However, things become less certain when the lens is narrowed. Over the previous four years, the ageless Dow Jones Industrial Average (DJINDICES: ^DJI), benchmark S&P 500 (SNPINDEX: ^GSPC), and growth-powered Nasdaq Composite (NASDAQINDEX: ^IXIC) have traded off bear and bull markets in successive years.

Truth be told, there is no foolproof method for accurately predicting short-term directional moves or crashes in Wall Street's three major stock indexes -- but that doesn't stop investors from trying to gain an advantage.

Though there's no concrete way to accurately forecast where the Dow Jones, S&P 500, and Nasdaq Composite will head next, there are a relatively small number of metrics and predictive indicators that have strongly correlated with directional moves in the stock market's major indexes. One of these predictive tools suggests trouble may be brewing in paradise, which has the potential to send Wall Street over the proverbial edge.

A financial newspaper highlighting a plunging stock chart with the headline, Where Will the Market Go Next?
Image source: Getty Images.

Are stocks about to fall off a cliff?

The forecasting tool in question that's piquing the interest of Wall Street skeptics is the Federal Reserve Bank of New York's recession probability indicator.

Every month for more than six decades, the NY Fed's recession probability tool has analyzed the spread (difference in yield) between the 10-year Treasury bond and three-month Treasury bill (T-bill) to determine how likely it is that a U.S. recession will crop up over the coming 12 months.

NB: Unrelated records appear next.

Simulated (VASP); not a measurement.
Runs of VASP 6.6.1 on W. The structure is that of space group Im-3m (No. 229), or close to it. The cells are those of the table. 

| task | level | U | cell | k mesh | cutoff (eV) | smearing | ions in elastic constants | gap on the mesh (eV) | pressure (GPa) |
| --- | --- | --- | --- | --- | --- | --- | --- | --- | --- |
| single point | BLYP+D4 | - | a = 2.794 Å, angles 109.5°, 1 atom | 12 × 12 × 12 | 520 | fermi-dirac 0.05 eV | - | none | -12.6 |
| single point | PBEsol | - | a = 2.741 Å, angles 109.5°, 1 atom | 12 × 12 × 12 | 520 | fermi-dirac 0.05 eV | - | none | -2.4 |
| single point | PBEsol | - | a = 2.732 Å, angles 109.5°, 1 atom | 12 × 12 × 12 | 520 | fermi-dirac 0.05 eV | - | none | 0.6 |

The vast majority of the time, the Treasury yield curve slopes up and to the right. In other words, Treasury bonds that aren't set to mature for 30 years will offer higher yields than T-bills that are set to mature in, say, a month or a year. Yields should increase the longer your money is invested in an interest-bearing asset.

But as the 10-year/three-month yield spread has shown over the past 65 years, the yield curve doesn't always behave as planned. Occasionally, the yield curve inverts, which represents an instance where T-bills sport higher yields than Treasury bonds maturing a long time from now. When the yield curve inverts, it's typically a sign that investors are worried about the near-term outlook for the U.S. economy.

Now here's the quirk: A yield-curve inversion doesn't guarantee the U.S. economy will dip into a recession. However (and here's the key "however'), every recession since the end of World War II in September 1945 has been preceded by a yield-curve inversion. It represents something of a warning to investors that the U.S. economy and stock market could be teetering on disaster.